This is fantastic work. I believe learning to write a compiler is similar to lea...

shakna · on Jan 8, 2020

> I'm curious why BNF was chosen vs EBNF. I'm new to parsers and grammar. Isn't EBNF easier/simpler to write complex rules?

I can't speak to the specific reasons the OP chose, but I can speak to generalities.

Generally speaking, every parser engine out there that supports EBNF supports different extensions of EBNF [+]. They aren't portable from one to another, and that can lock you in. So if you get frustrated with the engine at some point and want to ditch it, it becomes harder to.

BNF does make it harder to write complex rules, but if your goal is a self-hosted compiler, like this one appears to be, you might use BNF for the host compiler, and then choose something more expressive now you can use the language you've built.

There are tradeoffs in everything. BNF tends to be faster, and more portable with more documentation. EBNF handles more complex cases, but you might have to learn one specific tool rather than a standard you can use everywhere.

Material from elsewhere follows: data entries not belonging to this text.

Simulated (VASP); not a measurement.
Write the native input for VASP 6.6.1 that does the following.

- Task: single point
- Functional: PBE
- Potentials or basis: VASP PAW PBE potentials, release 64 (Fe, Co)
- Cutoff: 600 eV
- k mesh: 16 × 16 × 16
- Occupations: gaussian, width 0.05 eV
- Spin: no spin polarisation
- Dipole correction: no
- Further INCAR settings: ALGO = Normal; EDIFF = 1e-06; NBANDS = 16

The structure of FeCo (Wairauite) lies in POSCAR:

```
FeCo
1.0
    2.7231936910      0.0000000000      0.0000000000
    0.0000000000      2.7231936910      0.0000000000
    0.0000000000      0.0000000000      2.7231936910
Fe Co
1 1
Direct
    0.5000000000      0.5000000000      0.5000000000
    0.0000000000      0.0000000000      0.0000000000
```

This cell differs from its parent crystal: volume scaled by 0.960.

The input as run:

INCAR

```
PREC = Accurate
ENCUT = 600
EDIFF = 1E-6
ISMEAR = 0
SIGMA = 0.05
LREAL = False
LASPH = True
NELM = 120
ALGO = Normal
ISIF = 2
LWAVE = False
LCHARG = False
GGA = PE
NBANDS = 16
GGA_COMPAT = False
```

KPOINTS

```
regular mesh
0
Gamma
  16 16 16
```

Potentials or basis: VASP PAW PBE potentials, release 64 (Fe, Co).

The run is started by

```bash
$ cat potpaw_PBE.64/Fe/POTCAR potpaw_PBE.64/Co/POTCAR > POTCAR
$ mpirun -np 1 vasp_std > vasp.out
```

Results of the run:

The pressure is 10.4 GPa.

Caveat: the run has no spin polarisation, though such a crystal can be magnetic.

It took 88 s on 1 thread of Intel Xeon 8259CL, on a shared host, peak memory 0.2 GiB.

[+] There is an EBNF standard. However, parser/lexer engines still extend it in their own incompatible ways. ISO tried to standardise it, and just ended up adding to the chaos, and now even they don't recommend their own.

chenhan · on Jan 8, 2020

For the curious, the ISO standard is ISO/IEC 14977. It is available here: https://standards.iso.org/ittf/PubliclyAvailableStandards/

Direct link to the standard: https://standards.iso.org/ittf/PubliclyAvailableStandards/s0...

But of course, as shanka commented, it isn't a standard that is followed practically. This is just a demonstration of https://xkcd.com/927/ in real life.

cwzwarich · on Jan 8, 2020

> I'm curious why BNF was chosen vs EBNF.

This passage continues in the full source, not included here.